Verse 25
JOB SPEAKS OF THE EVIL THAT CAME UPON HIM; NOT AS SOMETHING GOD DID TO HIM; BUT AS SOMETHING THAT HAPPENED.
If Job had been full of animosity toward God, as so many of the writers seem to believe, these final verses of the chapter would have been the proper place to say it; but there's not the slightest hint in these final verses that God was the cause of Job's suffering.
"Did not I weep for him that was in trouble?
Was not my soul grieved for the needy?
When I looked for good, then evil came;
And when I waited for light, there came darkness.
My heart is troubled, and resteth not;
Days of affliction are come upon me.
I go mourning without the sun:
I stand up in the assembly, and cry for help.
I am a brother to jackals,
And a companion to ostriches.
My skin is black, and falleth from me,
And my bones are burned with heat.
Therefore is my harp turned to mourning,
And my pipe into the voice of them that weep."

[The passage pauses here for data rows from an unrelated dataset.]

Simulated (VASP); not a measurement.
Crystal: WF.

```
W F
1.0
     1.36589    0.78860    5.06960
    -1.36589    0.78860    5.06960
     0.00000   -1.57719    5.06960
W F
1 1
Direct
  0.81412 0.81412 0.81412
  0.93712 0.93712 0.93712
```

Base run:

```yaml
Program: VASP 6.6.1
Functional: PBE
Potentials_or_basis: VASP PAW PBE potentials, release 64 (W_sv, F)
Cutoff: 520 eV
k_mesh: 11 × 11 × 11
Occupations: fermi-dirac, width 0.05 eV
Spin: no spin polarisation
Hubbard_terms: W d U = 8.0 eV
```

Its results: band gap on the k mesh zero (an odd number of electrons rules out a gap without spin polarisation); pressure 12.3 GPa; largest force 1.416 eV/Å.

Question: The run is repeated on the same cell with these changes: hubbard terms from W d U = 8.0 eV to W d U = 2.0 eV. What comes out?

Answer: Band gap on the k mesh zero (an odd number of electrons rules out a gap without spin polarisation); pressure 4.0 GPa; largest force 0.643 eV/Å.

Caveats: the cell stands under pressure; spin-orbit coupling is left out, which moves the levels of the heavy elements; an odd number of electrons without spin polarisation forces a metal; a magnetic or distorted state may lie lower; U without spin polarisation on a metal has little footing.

Note this paragraph. Job loves God, and trusts him, attends the assemblies, stands up and cries for help; and there's not a word in it that may be construed as any kind of a false charge or allegations against God. How then can we explain the comment on this very paragraph? which construes it as Job's charge that, "I was merciful; but you (God) are merciless."[27]
In the light of all that the Holy Scriptures teach regarding the God of heaven who is merciful, slow to anger, abundant in lovingkindness, etc., and along with that truth the statement of God at the close of this book that Job had always spoken the truth concerning God, we find it difficult indeed to accept some of the translations which seem to contradict this, especially when anywhere from one or two to six or eight verses in such passages are admittedly corrupt.